C++ – How Non-Member Functions Improve Encapsulation

cfunction

I read Scott Meyers' article on the subject and quite confused about what he is talking about. I have 3 questions here.

Question 1

To explain in detail, assume I am writing a simple vector<T> class with methods like push_back, insert and operator []. If I followed Meyers' algorithm, I would end up with all non-member friend functions. I will have a vector class with few private members and many non-member friend functions. Is this what he is talking about?

Question 2

I am still not understanding how non-member functions improve encapsulation. Consider the code given in Meyers' article.

class Point {
public:
   int getXValue() const; 
   int getYValue() const; 
   void setXValue(int newXValue);
   void setYValue(int newYValue);

private:
  ...                 // whatever...
};

If his algorithm is followed, setXXXX methods should be non-members. My question is how that increases encapsulation? He also says

We've now seen that a reasonable way
to gauge the amount of encapsulation
in a class is to count the number of
functions that might be broken if the
class's implementation changes.

Until we keep the method signature intact when class implementation changes, no client code is gonna break and it is well encapsulated, right? The same applies for non-member functions as well. So what is the advantage non-member function provides?

Question 3

Quoting his algorithm

else if (f needs type conversions
         on its left-most argument)
   {
   make f a non-member function;
   if (f needs access to non-public
       members of C)
      make f a friend of C;
   }

What he meant by f needs type conversions on its left-most argument?
He also says the following in the article.

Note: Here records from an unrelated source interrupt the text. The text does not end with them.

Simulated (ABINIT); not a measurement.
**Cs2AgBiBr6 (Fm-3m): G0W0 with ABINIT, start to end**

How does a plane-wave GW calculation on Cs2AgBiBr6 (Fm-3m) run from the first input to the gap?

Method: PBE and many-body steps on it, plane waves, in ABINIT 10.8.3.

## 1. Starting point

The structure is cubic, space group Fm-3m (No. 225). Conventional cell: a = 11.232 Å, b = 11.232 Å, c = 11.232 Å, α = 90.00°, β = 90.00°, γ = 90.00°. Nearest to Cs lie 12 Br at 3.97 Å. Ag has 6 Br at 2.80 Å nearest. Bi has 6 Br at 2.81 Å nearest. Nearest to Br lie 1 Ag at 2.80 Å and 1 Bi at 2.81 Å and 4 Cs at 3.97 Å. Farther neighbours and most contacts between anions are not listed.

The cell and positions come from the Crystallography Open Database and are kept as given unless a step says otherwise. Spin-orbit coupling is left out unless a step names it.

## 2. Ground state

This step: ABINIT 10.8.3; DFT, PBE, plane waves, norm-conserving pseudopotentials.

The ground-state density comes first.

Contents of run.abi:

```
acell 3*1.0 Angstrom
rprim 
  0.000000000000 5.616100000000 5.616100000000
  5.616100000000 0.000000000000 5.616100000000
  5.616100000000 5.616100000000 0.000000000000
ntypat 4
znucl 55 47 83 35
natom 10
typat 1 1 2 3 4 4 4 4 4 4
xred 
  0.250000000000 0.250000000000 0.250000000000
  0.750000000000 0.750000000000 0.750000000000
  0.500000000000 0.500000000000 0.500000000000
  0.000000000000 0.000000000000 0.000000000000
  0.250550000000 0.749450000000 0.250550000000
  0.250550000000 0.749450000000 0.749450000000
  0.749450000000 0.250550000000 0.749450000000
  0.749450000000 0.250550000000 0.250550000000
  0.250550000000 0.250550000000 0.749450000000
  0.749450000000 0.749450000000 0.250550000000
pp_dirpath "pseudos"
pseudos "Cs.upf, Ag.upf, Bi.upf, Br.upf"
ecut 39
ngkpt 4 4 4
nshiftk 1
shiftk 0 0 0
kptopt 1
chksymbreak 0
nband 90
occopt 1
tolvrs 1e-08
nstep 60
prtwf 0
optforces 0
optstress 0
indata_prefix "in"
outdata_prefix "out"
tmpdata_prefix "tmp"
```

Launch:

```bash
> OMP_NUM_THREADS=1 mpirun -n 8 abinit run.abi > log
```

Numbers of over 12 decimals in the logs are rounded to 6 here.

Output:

Furthermore, we now see that the
common claim that "friend functions
violate encapsulation" is not quite
true. Friends don't violate
encapsulation, they just decrease it —
in exactly the same manner as a member
functions.

This and the above algorithm are contradictory, right?

Best Answer

Question 1

In this case, following Meyers's algorithm will give you member functions:

  • Do they need to be virtual? No.
  • Are they operator<< or operator>>? No.
  • Do they need type conversions? No.
  • Can they be implemented in terms of the public interface? No.
  • So make them members.

His advice is to only make them friends when they really need to be; to favour non-member non-friends over members over friends.

Question 2

The SetXXXX functions need to access the internal (private) representation of the class, so they can't be non-member non-friends; so, Meyers argues, they should be members rather than friends.

The encapsulation comes about by hiding the details of how the class is implemented; you define a public interface separately from a private implementation. If you then invent a better implementation, you can change it without changing the public interface, and any code using the class will continue to work. So Meyers's "number of functions which might be broken" counts the member and friend functions (which we can easily track down by looking at the class definition), but not any non-member non-friend functions using the class through its public interface.

Question 3

This has been answered.

The important points to take away from Meyers's advice are:

  • Design classes to have clean, stable public interfaces separate from their private implementation;
  • Only make functions members or friends when they really need to access the implementation;
  • Only make functions friends when they can't be members.